What is overdraft protection?
How overdraft protection works
Overdraft protection is the arch enemy of a bank’s “bad boy fees.” Understanding this statement is based on your understanding of two basic rules of contemporary banking:
- Banks will never encourage you to overdraw your checking account.
- Banks often don’t mind if you do, since they make income on “bad boy fees” (NSF charges) they apply when you do overdraw.
Overdraft protection, which can take more than one form, allows you to keep your checking account with a positive balance, even if you “miscalculate” a bit and write checks, make withdrawals, or Internet transfers that put your account in a “red” (overdrawn) condition. The most popular methods of creating overdraft protection:
- Establishing an unsecured loan agreement with your bank that provides for the generation of a loan whenever you overdraft your account for the amount of the shortfall.

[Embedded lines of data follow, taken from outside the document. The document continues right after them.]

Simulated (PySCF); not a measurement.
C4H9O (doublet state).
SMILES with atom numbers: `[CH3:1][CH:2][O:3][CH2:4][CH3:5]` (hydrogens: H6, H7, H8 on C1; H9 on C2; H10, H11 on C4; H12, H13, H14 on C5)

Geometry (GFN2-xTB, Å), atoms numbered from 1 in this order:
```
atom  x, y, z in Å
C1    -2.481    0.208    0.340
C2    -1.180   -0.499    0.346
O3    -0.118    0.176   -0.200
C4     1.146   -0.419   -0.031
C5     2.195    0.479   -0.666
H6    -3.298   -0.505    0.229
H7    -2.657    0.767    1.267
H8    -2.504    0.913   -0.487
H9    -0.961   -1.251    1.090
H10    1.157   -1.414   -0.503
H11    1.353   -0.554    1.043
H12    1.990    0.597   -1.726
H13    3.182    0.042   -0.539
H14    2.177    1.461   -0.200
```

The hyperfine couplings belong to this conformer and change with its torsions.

- Establishing an agreement that states whenever your checking account balance travels to the “red zone,” your bank will access another account you have to auto transfer the monies needed to bring you to at least a zero balance, eliminating the overdraft.
Without overdraft protection, your account will typically be charged around $20 to $35 for every item that creates an overdrawn condition. This means that if you wrote four checks that created and/or expanded an overdraft, you might be charged between $80 and $140.
While you will also normally pay a fee for overdraft protection (either a few days interest on a personal loan or a small fee to transfer from another account), the bad boy fees charged are much higher and produce more income. Having overdraft protection is definitely the preferred way to handle this potential problem.